When board members find themselves in trouble with regulators, institutions often don’t react as one might expect.

The investment committee chair for the University of Georgia’s $1.2 billion endowment is permanently banned from the securities industry. 

John Mangan Jr. agreed to the ban and a $125,000 fine in 2005, when the industry’s self-regulatory organization found he had traded against his firm’s wishes on nonpublic information in September 2001. At the time, Mangan ran a group of hedge funds and worked as a broker at investment bank Friedman, Billings, Ramsey & Co. (now Arlington Asset Investment Corp.). FBR treated the hedge funds — Mangan & McColl Partners — as proprietary accounts, according to regulators. Mangan and his partner owned the holding company, but all trades had to be cleared with FBR compliance. The Virginia-based investment bank lost several executives over the scandal. 
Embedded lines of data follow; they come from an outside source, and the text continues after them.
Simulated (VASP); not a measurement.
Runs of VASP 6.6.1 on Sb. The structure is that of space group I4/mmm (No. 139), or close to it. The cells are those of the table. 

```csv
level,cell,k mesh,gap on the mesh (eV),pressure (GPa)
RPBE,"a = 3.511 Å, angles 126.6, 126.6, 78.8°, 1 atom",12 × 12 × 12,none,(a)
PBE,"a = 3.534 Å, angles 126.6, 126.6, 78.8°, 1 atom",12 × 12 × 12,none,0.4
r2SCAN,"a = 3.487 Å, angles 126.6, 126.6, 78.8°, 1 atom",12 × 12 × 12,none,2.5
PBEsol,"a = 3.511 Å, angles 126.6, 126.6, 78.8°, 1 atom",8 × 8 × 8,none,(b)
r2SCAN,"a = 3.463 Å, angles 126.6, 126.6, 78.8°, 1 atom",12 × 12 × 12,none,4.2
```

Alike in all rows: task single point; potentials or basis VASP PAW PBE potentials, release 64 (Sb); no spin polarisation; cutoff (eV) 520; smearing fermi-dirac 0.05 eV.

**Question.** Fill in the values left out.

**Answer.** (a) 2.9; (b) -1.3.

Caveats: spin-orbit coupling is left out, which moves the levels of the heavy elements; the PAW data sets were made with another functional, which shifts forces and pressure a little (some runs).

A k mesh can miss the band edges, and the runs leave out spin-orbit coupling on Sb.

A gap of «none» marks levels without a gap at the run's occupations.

Enter “John Mangan” in BrokerCheck, the public database run by the Financial Industry Regulatory Authority (FINRA), and up pops his profile with “BARRED” stamped on top.

Sanctions and news reports on the charges dominate his Google search results. 

Industry experts expressed surprise at Mangan’s position and background, which have not been tied together in the press until now. 

“In the Georgia case, if in fact he was censured and barred from the industry, he should not be allowed to serve on the committee,” says one executive recruiter, a sector specialist who declined to give his name, citing fears of retribution. “And shame on the University of Georgia for letting that happen. If we were recruiting for an investment board member, which we do on occasion, we would never propose a candidate that had faced professional charges.”

Mangan has been able to bounce back professionally due to a couple of factors, experts suggest. First, institutions often don’t respond as firmly as one might imagine when their board members are in legal or ethical hot water. 

Second, Mangan’s situation is especially nuanced. 

The industry’s self-regulator — then the National Association of Securities Dealers, a FINRA predecessor — investigated the 2001 trades and found rule violations, which resulted in the permanent ban. But so did the Securities and Exchange Commission, which in late 2006 charged Mangan with insider trading and selling unregistered securities. He fought those charges in court. And he won.  

“John Mangan became a trustee of the University of Georgia Foundation in 2014. All potential trustees are vetted prior to an invitation to join the board,” spokesperson Rebecca Fuller Beeler said in an emailed statement to Institutional Investor. “The trustees of the foundation were aware of the SEC’s investigation of Mr. Mangan in 2006 as well as the dismissal of the SEC’s case by a federal court in August of 2008. John is a trusted adviser to the foundation, a fervent supporter of the University of Georgia, and a valued member of the foundation’s board of trustees.”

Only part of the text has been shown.